Education is Iterative
SEEDS partners with Yayasan Tunas Aksara (YTA) to promote literacy in Indonesia. YTA operates a program called “Saya Suka Membaca” (SSM), meaning “I Like to Read”. SSM was originally conceived as a teacher training program. SSM staff designed and distributed their own contextualized curriculum, auxiliary materials, training, and mentoring, to elementary grade-1 teachers so that they could teach reading well throughout their teaching tenure. Their goals for students were simple: (a) read fluently (b) understand what was read (c) enjoy reading.

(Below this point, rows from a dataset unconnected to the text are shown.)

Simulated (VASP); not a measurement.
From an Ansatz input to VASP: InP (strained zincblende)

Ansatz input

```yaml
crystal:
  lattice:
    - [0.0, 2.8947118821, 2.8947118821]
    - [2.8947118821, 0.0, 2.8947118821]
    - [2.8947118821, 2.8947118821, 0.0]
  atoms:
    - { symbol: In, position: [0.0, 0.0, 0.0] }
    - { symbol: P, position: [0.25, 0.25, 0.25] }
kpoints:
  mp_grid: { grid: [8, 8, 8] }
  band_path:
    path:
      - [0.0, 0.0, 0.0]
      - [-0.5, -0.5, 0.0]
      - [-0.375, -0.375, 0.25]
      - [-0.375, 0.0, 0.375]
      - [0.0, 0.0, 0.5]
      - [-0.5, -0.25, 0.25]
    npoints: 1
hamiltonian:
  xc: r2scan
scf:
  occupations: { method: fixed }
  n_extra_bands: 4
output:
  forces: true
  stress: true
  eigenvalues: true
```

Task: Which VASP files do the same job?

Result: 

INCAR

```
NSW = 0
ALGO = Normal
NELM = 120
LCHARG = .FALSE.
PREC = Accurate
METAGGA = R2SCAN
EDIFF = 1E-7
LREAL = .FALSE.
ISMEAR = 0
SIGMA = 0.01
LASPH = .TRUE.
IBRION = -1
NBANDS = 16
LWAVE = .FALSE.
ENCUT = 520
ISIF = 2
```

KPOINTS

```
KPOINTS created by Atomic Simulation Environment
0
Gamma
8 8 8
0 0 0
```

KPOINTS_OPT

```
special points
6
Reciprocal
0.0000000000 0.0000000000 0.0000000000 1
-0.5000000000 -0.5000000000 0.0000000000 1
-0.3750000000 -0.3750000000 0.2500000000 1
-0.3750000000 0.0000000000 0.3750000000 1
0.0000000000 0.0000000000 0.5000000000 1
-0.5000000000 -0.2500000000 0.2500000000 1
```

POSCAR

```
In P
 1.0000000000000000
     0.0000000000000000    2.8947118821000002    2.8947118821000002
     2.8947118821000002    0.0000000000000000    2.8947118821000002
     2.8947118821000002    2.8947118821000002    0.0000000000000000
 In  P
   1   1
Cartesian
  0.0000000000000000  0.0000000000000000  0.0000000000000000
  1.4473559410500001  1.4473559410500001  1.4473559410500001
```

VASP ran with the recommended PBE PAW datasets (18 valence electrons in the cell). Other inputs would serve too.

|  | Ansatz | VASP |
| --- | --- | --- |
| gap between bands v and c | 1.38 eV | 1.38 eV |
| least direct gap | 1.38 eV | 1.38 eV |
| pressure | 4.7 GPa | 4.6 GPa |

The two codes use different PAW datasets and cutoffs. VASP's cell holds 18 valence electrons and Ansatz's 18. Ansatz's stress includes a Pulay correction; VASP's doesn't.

The SSM staff have continued to improve their practices according to the needs or challenges they encountered in the field, as good educators do. They streamlined processes, added new positions, made more books, corrected old ones, etc. In other words, YTA has reiterated SSM repeatedly since its inception. YTA has built a spiral staircase, if you will. Yet the big question is whether that spiral staircase performs as intended-Is SSM effective?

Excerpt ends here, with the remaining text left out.